Winter’s talent is in encasing its icy chill in scenes of other-worldly beauty. While driving a frigid dagger into warm flesh, it distracts with the pretty wonders of ice, momentarily sculpting the smallest waves of water into architectural swirls that sparkle in the light of the sun. 

Freezing the dark green needles of the Japanese umbrella pine – an architectural marvel of its own – this winter ice accentuates the beauty of the season, holding a scene of weeping in frozen place. Winter can still the heart that way, forcing us to either gasp in relief or hold it all in, pretending that we are all right with the freeze. 

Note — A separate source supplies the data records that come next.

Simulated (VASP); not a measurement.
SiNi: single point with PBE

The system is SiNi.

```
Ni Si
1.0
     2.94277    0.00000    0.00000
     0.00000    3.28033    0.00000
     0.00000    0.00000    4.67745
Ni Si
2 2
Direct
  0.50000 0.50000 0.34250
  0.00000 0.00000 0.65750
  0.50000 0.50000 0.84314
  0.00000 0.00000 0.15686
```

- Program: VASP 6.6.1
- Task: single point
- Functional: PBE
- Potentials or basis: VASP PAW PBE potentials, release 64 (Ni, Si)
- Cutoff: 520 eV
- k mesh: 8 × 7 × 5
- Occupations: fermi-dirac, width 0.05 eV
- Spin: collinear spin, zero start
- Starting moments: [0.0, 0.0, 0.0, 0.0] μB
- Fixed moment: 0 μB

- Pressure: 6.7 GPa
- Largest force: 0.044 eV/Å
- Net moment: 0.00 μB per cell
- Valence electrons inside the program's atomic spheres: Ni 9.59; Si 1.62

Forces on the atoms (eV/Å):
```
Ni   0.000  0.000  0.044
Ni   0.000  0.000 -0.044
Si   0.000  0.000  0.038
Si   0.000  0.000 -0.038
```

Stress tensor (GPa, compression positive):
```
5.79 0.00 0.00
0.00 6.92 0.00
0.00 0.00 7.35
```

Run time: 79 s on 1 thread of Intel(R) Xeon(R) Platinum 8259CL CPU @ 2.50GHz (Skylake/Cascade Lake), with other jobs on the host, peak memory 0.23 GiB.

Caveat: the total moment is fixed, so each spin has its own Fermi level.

When I was a young boy, I’d seek out scenes like this on winter walks in the wooded bank behind our home. Water would occasionally pool between tree roots, forming little ponds of ice, or drip beneath the eaves of the pool house, splashing onto an iron fence and dropping icicles in opposition to the steel spikes that pointed upward. 

The whispered secrets of a pine bough, told only in a masked brush of wind, would be silenced in such ice – the chattering and shattering when the wind came again was a telling bit of hell-bent destruction for having tried to quiet them. We will too often hurt ourselves in our efforts to hurt others. 

Winter is a fickle beast who won’t be tamed for a while.